When George W. Bush took office on 20 January 2001, the economic prosperity of the 1990s was disappearing in the wake of an emerging recession. The tech bubble that had offered quick riches to venture capitalists had burst. Corporate accounting scandals and cooked books that were allowed to fester during the previous decade surfaced, breaking the backs of some of the nation's biggest companies. Hundreds of thousands of jobs and the life savings of many hard-working Americans evaporated.
Bush had promised to unite the nation, but his task was a difficult one. Having been the fourth U.S. president to be elected without a majority of the popular vote, he emerged as the victor of the closest presidential contest in American history. He was pegged by the media and his opponents on the left as having no mandate to govern, and they cynically noted that much shouldn't be expected of him.
But from his first days in office, Bush proved his detractors wrong. He moved forward to stem the economic downturn by getting Congress to pass the largest tax relief package in a generation. Tax rates were cut across the board, easing the burden on small business, doubling the child tax credit, and reducing the marriage penalty. He also acted to enforce corporate responsibility and citizenship, so that investors could regain their trust in the markets.
Despite the recession that Bush inherited, and the further economic trauma caused by the September 11 terrorist attacks, the economy is gaining momentum every day. Since August 2003, 1.8 million jobs have been added to the economy. Unemployment remains at 5.6 percent, below the average for the last three decades. Homeownership is at record levels, and real after-tax income in America is up ten percent since 2001.
"America, at its best, is a place where personal responsibility is valued and expected. Encouraging responsibility is not a search for scapegoats, it is a call to conscience. And though it requires sacrifice, it brings a deeper fulfillment. We find the fullness of life not only in options, but in commitments." --President George W. Bush, 20 January 2001
Using talents to reach across the aisle that worked so well when he was Governor of Texas, Bush created a bipartisan initiative to reform public school education. The No Child Left Behind Act was the first national education reform act passed in almost 50 years. For the first time national testing standards were implemented for school children so that student progress could be measured. Annual testing also allowed parents for the first time to assess their child's development, school performance, and teacher qualifications.
This system also allowed the federal government to target school districts that were performing below average, and focus on improving those districts. Within a year, the results of No Child Left Behind were evident, with students around the nation testing higher in math and reading. While the left continued to talk about equal opportunity -- especially in election years -- President Bush actually did something, and the achievement gap between white and black students has been steadily closing ever since.
The bipartisan camaraderie unfortunately didn't last long. Even after a historic midterm election that saw Republicans make significant gains in the House and the Senate, Bush found it increasingly difficult to work with the obstinate Democrat minority. A major sticking point has been the filibustering of his judicial appointments. Rather than allow for an up-or-down vote as the Constitution demands, Dems, led by chief obstructionist Tom Daschle, have refused to allow many qualified Bush nominees the vote for approval or denial they rightfully deserve. Such action has caused serious case backlogs in federal courts around the country, and has added to the bitterness that Dems are fostering in Washington.

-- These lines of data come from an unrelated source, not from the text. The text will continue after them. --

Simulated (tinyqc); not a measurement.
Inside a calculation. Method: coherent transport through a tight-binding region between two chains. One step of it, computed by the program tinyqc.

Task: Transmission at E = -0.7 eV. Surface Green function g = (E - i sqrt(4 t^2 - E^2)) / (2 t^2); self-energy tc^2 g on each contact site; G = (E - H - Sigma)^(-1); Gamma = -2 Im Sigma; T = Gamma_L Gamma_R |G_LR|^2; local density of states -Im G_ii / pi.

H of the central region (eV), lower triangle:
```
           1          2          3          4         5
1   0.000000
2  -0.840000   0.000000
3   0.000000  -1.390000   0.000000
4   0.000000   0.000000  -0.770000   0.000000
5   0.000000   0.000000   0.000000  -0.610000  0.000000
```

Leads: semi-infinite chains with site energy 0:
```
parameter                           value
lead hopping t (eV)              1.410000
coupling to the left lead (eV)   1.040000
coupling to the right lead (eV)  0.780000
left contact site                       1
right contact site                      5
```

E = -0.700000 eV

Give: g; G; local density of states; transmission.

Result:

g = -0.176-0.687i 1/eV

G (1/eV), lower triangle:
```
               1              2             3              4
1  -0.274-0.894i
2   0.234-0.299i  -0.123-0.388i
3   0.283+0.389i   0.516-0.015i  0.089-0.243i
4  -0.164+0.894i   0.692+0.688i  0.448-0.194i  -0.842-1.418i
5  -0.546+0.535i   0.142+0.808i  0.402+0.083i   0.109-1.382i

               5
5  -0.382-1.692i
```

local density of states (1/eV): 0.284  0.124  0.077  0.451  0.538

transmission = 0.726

"Just three days removed from these events, Americans do not yet have the distance of history. But our responsibility to history is already clear: to answer these attacks and rid the world of evil. War has been waged against us by stealth and deceit and murder. This nation is peaceful, but fierce when stirred to anger. The conflict was begun on the timing and terms of others. It will end in a way, and at an hour, of our choosing" --President George W. Bush, 14 September 2001
It is no underestimation that the events of September 11, 2001, changed the course of history for this country. America was rocked to its very foundations, the world was stunned, and George W. Bush became a war president. He eloquently answered the calling that history placed before him. Sharing tears with the families of the victims, offering strength and clarity to the nation at large, President Bush set upon the task of hunting down the perpetrators who planned and executed the murder of 3,000 Americans.
But Bush realized from the start that this was no law enforcement operation. The war we would be waging would, like our enemies, have no boundaries. It would be a conflict that would see us engaged on many fronts around the world, in battles large and small, fighting covertly, and using virtually every combination of diplomatic, economic, social, and military methods. There would be gains, but there would also be loss. Some operations would be secret, even in their success. This was a new war, a war like no other. But there was no question for President Bush that the only acceptable outcome was victory.
Bush's ability to stay focused and committed in the war against radical Islamic fundamentalism has been one of his most defining characteristics. He has not shied away from the hard work that needs to be done, and he has not concerned himself with others' opinions of him, only that his actions make America safer.
With that in mind, Bush has lived up to a serious commitment for a strong national defense. Even before the war, he pledged to make the military a modern fighting force that would be lighter, more agile, and able to deploy to any area and fight any type of battle. He has raised military pay, offered better military housing and benefits for families of servicemen and women.
There has been a 50 percent increase in research and development for new weaponry that includes digitizing combat units in the field, bunker-busting munitions, unmanned aerial vehicles, and enhanced space-based surveillance. With the help of Japan, Australia, and Great Britain, the United States is in the early stages of deploying a missile defense system in the Pacific.
The FBI has been retasked at home to combat domestic terrorism, and legislation is pending in Congress right now to substantially reorganize America's intelligence apparatus. A product of this will be the creation of a National Intelligence Director who will act as a principal adviser to the president.
To further protect the nation at home from terrorist attacks, Bush signed an authorization in January 2002 to create the Department of Homeland Security, a new cabinet-level agency that was charged with protecting the country from terrorist threats. Homeland Security gained authority over 22 existing federal agencies and their 180,000 employees -- including the Customs Service, the Coast Guard, the Federal Emergency Management Agency, and the Immigration and Naturalization Service -- sparking the largest executive reorganization of government since the creation of the Department of Defense in 1947.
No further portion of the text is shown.